1 2 Previous Next 22 Replies Latest reply on Jan 29, 2016 6:34 AM by BruceHerbach

    ExecuteSQL  DISTINCT?

    BruceHerbach

      I would like to get a set of statistics from a table so that it shows values for each client once.  There are multiple records for many of the clients, but the reporting requirements require results based on both all records and distinct by client.   Here is the initial query:

       

      SQLResult = ExecuteSQL (

      "SELECT COUNT( DISTINCT a.\"ClientID\"), SUM (a.\"ServiceUnitsApproved\" ), SUM( a.\"ServiceUnitsDenied\"), SUM( a.\"ServiceUnitsPending\")

      FROM \"Services\" a

      WHERE a.\"ServiceDate\" >= ? AND a.\"ServiceDate\" <= ? AND a.\"ServiceReceived\" = ?" ;

       

      The results are:

      Count     Approved    Denied     Pending

      150           26                  4          129

       

      The Count is correct.  However the values for Approved, Denied and Pending are based on all records and total 159.

      Is there a way to set the query up so that I can get the correct sums for Approved, Denied and Pending?

       

      In the interest of full disclosure,  I used Seedcodes SQLExplorer to develop the initial query and then tweaked it to get Counts and Sums.

       

      Currently to get the correct results,  I resorted to standard FileMaker scripting, looped through the records and omit the duplicate IDs. 

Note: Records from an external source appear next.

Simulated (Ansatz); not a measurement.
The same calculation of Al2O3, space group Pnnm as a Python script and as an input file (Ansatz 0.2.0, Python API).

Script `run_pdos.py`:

        • 1. Re: ExecuteSQL  DISTINCT?
          beverly

          What should be the "correct" sum results?

          beverly

          • 2. Re: ExecuteSQL  DISTINCT?
            BillisSaved

            Good morning Bruce,

             

            I hope your day is going well. I just want to make sure I understand the issue you're having, before I contribute my 2 cents. It appears you have 150 unique clients being returned from the Services table, but some of them have multiple records - which would account for the higher total count on the ServiceUnitsxxx status entries. Is that correct?

             

            God bless,

             

            Bill

            • 3. Re: ExecuteSQL  DISTINCT?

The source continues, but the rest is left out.